By Myrna M. Velasco – June 24, 2018, 10:00 PM
from Manila Bulletin

The operations of the Wholesale Electricity Spot Market (WESM) will have its historical turning point today, June 25, with the scheduled election of the first president of the segregated Independent Electricity Market Operator of the Philippines (IEMO), a reform process that has been delayed for 12 years already for the country’s restructured electricity sector.

The election of Chief Executive for the WESM-designated independent market operator will be chosen from a seven-member board that shall be securing the nod of Energy Secretary Alfonso G. Cusi.

As gathered, the most feasible candidates are the seven incorporators of the IEMO, provided that none of the four who were nominated in the Philippine Electricity Market (PEM) Board would want to be elected as independent director in the governing body that shall be reconstituted immediately after the election of the IEMO President.

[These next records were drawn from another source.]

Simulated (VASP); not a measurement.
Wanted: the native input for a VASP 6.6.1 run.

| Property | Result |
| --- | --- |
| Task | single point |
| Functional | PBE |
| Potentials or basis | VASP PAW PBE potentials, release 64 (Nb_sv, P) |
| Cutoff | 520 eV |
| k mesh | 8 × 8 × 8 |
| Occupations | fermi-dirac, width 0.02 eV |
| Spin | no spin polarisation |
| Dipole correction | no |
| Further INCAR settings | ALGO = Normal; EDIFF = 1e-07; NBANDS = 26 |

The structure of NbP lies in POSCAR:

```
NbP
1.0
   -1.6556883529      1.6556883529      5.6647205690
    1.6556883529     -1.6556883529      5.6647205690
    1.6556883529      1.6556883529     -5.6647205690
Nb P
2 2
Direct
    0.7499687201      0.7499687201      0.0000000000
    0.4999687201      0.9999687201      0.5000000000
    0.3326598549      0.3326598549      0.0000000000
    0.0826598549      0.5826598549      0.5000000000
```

Four of the incorporators were nominated for independent director-posts in the PEM governing board – namely WESM Transition Committee President Oscar Ala, Chief Operating Officer Francis Saturnino Juan, as well as transition committee members Rauf Tan and Jose Mari Bigornia, so they will have to decide if they would want to be affiliated with the IEMO or the PEM governing body.

The other three incorporators of the IEMO, also referred as IMO, are lawyers Jose Layug Jr., Ann Garcia-Matibag and Carol Tan; who are considered also as contenders and will be joining the election for the IEMO president.

In the afternoon, it was noted that the election of the 15 new directors of the PEM Board shall also be carried out– and this will mark the historic exit of Energy Secretary Cusi from the board where the government had exercised oversight on for more than a decade.

According to Juan, the sectoral representatives in the PEM Board may “just go through the process of confirmations because they just have the exact number of nominees for their respective slots,” while he noted that the real tough contest will be on the four independent directors because there are 20 candidates slugging it out on just four board seats.

This event at the WESM is reckoned in the industry as a “landmark development” because it is only this time that the government would finally be letting out its grip in the market.

On the actual takeover of the IMO, however, it may not be as immediate as it appears to be, according to Juan, because there would still be structural and organizational processes that they will have to work on.

For one, he said “there’s a need to complete staffing process at the IMO, then it also needs to open a bank account, undertake and sign employment contracts, among others.”

By and large, Juan averred that the organizational transition will take some months more before the IMO could finally be spun off from PEMC and for it to truly function as independent operator of the electricity spot market.